Up until MeTV reruns and after original CBS broadcats, the pilot episode "Cocoon," aired as the last episode or 2nd-to-last episode of Season 1.

NOTES:
- Tim O'Kelley, whom audiences disliked played Danny "Danno" Williams on the pilot, instead of James MacArthur.
- Chin Ho Kelly was 2nd in-command to McGarrett, instead of Danny and was sometimes more goofier than he was in the regular series. "Chin Ho Kelly strikes again!" :lol:
- A different actor played the governor, instead of Richard Denning in the regular episodes.
- This was the only episode of S1 major villain Wo Fat ever appeared in. He wouldn't resurface again until Season 2.

jehobden
03-17-2012, 03:28 AM
The "GILLIGANS ISLAND" and "THE PATTY DUKE SHOW" pilots didn't air at all. Clips from the pilot of "THE PATTY DUKE SHOW" were shown in a season 3 episode, and the unaired pilot is currently being shown on tv4u.com and NICK AT NITE showed it once.

The "GILLIGANS ISLAND" unaired pilot was shown by TBS once back in 1990 or something and I think it's available on one of the DVD sets-I forget which one.

The Season 1 Christmas episode, "Birds Gotta Fly, Fish Gotta Talk", had a flashback segment from the original pilot with the castaways, including the original Professor, Ginger & Bunny, seen sleeping on the deck of the wrecked Minnow.

megamanj2004
03-20-2012, 02:23 AM
Another one that comes to mind is:

Hardcastle and McCormick

Instead of the episode "Rolling Thunder," the episode "Man in a Glass House" aired as the 1st episode instead, at least in syndicated reruns.

biffbronson
03-23-2012, 04:25 PM
The Adventures of Superman -- live action series from the 1950s:

A theatrical film titled Superman and the Mole Men starred George Reeves and served as a pilot of sorts -- the film was split into 2 episodes and was aired (re-named) in the 1st season, with the series openings/closings added -- but not until several made-for-TV episodes aired first.

TV Knowledge Fan
03-23-2012, 04:41 PM
..."THE PATTY DUKE SHOW" pilot was re-edited and reworked into the final episode of season one (as "The Cousins") was because the original was filmed in Hollywood, featuring San Francisco as the setting, and had Mark Miller and Charles Herbert in the roles of "Martin Lane" and "Ross" (after ABC bought the show, production shifted to New York, and the setting became "Brooklyn Heights"). In order to "salvage" the original pilot, Sidney Sheldon and William Asher had to "adapt" parts of it into a new "flashback" episode...

:tv:

megamanj2004
08-04-2012, 04:01 PM
I have a new one:

A Different World

The pilot episode actually aired as the 2nd episode, b/c Maggie (Marissa Tomei) was not present in the 1st aired episode "Reconcilable Differences" and Bill Cosby wanted the audience to get know Jaleesa (Dawnn Lewis) and Whitley (Jasmine Guy) before introducing Maggie.

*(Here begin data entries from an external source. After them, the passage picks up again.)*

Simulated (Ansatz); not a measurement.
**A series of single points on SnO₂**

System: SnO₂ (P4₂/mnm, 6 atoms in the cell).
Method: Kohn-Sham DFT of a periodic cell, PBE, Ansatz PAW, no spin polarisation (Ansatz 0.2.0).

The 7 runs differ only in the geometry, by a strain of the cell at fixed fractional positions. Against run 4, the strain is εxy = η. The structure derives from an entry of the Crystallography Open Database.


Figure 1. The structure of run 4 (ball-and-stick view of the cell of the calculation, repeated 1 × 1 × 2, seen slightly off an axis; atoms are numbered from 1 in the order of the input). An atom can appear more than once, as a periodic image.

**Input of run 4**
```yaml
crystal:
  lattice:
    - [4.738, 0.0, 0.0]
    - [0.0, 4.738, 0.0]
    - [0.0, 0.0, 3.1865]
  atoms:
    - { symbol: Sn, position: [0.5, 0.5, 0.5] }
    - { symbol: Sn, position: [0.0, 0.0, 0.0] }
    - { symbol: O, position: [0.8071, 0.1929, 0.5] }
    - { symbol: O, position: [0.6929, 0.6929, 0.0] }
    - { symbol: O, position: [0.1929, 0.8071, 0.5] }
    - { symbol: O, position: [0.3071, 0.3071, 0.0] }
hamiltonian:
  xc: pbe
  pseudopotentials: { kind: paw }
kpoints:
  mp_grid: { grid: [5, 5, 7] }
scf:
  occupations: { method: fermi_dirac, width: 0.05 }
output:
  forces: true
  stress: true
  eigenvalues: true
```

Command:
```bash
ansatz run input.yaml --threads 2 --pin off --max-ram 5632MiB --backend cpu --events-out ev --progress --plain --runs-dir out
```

And some other pieces of confusion surrounding the 1st season were that the Season 1 finale episode "My Dinner Date w/ Theo" was alledgedly filmed before the pilot episode. Reasons for this are that Jasmine Guy and Kadeem Hardison are not listed in the cast, Ted Ross plays Dean Harris and is a show regular, and Vernee Watson-Johnson plays the Gilbert Hall resident director, named Carla Meyers.

cinfusion in the 1st season was that the episode "If Chosen, I Might Not Run" was the acutal 1st episode filmed but aired as the 8th episode according to the production number.

Sammy Reed
08-04-2012, 04:41 PM
The first filmed episode of "Isis", where Miss Thomas's red car was painted yellow, was the 3rd one shown. In the other 2 episodes, Miss Thomas's car is already yellow. Also notably missing from that 1st / 3rd episode was the rhymes. Isis just did her thing without rhymes.

treky
08-04-2012, 05:17 PM
WELCOME BACK KOTTER

Buffyboy323
08-04-2012, 05:42 PM
Saved By The Bell's Pilot episode is "King of The Hill." That episode aired as episode #15, just one week before the season finale in 1989.

Vahan
08-05-2012, 12:24 PM
I have a new one:

A Different World

The pilot episode actually aired as the 2nd episode, b/c Maggie (Marissa Tomei) was not present in the 1st aired episode "Reconcilable Differences" and Bill Cosby wanted the audience to get know Jaleesa (Dawnn Lewis) and Whitley (Jasmine Guy) before introducing Maggie.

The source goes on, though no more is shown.